The early decades of the 19th century, known in the UK as the Edwardian Era, were years of great industrial innovation. The proliferation of rail and assembly lines allowed corporations to grow to enormous and newly lucrative size, and the laying of the transatlantic cable allowed America and Europe to communicate with an efficiency that previous generations would have found incredible. As businessmen grew increasingly wealthy, the divisions between social classes became even more pronounced and even more rigid.
It is, obviously, an ideal setting for a Mekons album. The veteran country/punk outfit is similarly transatlantic: Jon Langford and Sally Timms are both long-time Chicagoans, yet founding member Tom Greenhalgh still lives in Wales. Other members hail from New York and London, making them perhaps the most geographically dispersed band around. They may communicate via the internet and the telephone, but the Mekons owe their collaborative camaraderie to the transatlantic cable.

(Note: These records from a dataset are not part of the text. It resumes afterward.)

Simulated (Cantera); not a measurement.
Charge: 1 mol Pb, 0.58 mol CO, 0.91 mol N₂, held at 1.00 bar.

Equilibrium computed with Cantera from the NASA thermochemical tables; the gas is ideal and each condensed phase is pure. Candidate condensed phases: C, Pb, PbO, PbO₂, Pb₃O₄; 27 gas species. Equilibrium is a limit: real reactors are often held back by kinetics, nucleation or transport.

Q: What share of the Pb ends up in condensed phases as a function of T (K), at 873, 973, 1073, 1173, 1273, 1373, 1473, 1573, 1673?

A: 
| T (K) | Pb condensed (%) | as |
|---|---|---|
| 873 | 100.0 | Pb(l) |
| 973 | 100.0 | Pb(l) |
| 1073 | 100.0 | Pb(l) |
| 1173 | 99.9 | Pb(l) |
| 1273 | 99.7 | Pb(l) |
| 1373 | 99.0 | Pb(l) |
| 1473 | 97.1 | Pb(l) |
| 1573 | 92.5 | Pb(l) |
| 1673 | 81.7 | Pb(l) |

Without trying to imitate the music of the Edwardian Era outright, the band revisit those years in eleven new songs that were written and recorded during a rowdy couple of days in Wales. While the band has certainly multiplied its membership over the years, ballooning to a nearly double-digit roster, Ancient & Modern never sounds crowded. Langford and Greenhalgh remain the primaries, with Timms offering a strong female counterpart, and the rest of the band provide perfectly minimal, albeit surprisingly agile accompaniment that expands the band’s sound beyond its familiar borders. “I Fall Asleep” is a quiet hymn backed mainly by what sounds like an old church piano, which contrasts the sharp electric snarl of “Space in Your Face.” A showcase for Timms’ delicately expressive voice, “Ugly Bethesda” floats along on simple, ambient percussion and a spectral violin. Each song has its own musical personality, yet everything coheres into a fascinating and historically evocative whole.
With innumerable albums and 35 years behind them, the Mekons are old pros at this sort of thing, so the Edwardian setting of Ancient & Modern gives the band some strict parameters within which to works. It’s not a concept album per se, but an album with a concept, one that never succumbs to the kind of academic detachment that terms like “Edwardian” or “transatlantic” might signal. In fact, the band write mostly in character, which lends songs like “Geeshie” and “Arthur’s Angel” not only a wide-eyed specificity but also the urgency of a tense narrative. The people who inhabit “Warm Summer Sun” and “Ugly Besthesda” are facing dire circumstances—hard economic times, strict social and religious mores—that shouldn’t strike 21st-century listeners as unfamiliar.
As the title Ancient & Modern implies, these songs aren’t simply about the past, no matter how fascinating that piece of history may be. The Mekons see a bit of today reflected in these songs, which have implications beyond their setting. It is, ultimately and unsurprisingly, a deeply angry and contentious album, yet one that glories in the act of musical collaboration. It took a World War to bring the first Edwardian Era to a close. The Mekons sound like they’re having a blast pondering what it will take to end this second one.